There is not a working solution in this thread. While it may work for some, its not a solution.
register doesn't work properly (will have gist to back this up later) - my guess is its not the only function that will not perform correctly.

hryamzik · 2018-02-05T07:45:01Z

@jonhatalla I don't have any issues with register, can you share a gist or a repo that doesn't work?

guillemsola · 2018-02-07T13:11:40Z

I would like to limit only an artifacts download task (due to some constrains) but to execute the rest of tasks in parallel.

I have come with a proposal after reading comments which still is not working as desired for the download case. Notice that 2 is the maximum number of concurrent tasks executions desired.

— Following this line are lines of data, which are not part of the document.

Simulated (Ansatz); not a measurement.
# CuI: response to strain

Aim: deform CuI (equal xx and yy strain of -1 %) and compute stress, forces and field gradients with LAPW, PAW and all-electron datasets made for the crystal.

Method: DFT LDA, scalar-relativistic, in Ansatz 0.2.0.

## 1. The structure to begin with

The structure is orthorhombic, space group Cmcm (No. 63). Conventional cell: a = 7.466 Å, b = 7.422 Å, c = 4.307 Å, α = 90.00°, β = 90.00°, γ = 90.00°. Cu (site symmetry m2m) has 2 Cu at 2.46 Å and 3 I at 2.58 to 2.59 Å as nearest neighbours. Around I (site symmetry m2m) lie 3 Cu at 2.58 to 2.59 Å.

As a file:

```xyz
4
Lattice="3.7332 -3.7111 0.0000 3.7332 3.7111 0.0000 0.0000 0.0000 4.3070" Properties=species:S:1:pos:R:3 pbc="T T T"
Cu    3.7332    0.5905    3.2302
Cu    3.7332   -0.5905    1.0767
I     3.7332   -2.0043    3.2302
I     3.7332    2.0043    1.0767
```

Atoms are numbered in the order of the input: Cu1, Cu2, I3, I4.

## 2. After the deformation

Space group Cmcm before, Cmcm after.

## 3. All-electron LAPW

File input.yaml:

    - name: Download at ratio three at most
      win_get_url:
        url: http://ipv4.download.thinkbroadband.com/100MB.zip
        dest: c:/ansible/100MB.zip
        force: yes
      with_sequence: start=0 end={{ (( play_hosts | length ) / 2 ) | round (0, 'floor') | int }}
      when: "(( ansible_play_batch.index(inventory_hostname) % (( play_hosts | length ) / 2 )) | round) == (item | int)"

While this will match the when on each iteration only if for certain hosts I still can see all the server performing the download at the same time.

Another way of testing it is with debug a message and a add a delay between iterations. This way is clear that only two are executed at each iterations.

    - debug:
        msg: "Item {{ item }} with modulus {{ (( ansible_play_batch.index(inventory_hostname) % (( play_hosts | length ) / 2 )) | round) }}"
      with_sequence: start=0 end={{ (( play_hosts | length ) / 2 ) | round (0, 'floor') | int }}
      loop_control:
        pause: 2
      when: "(( ansible_play_batch.index(inventory_hostname) % (( play_hosts | length ) / 2 )) | round) == (item | int)"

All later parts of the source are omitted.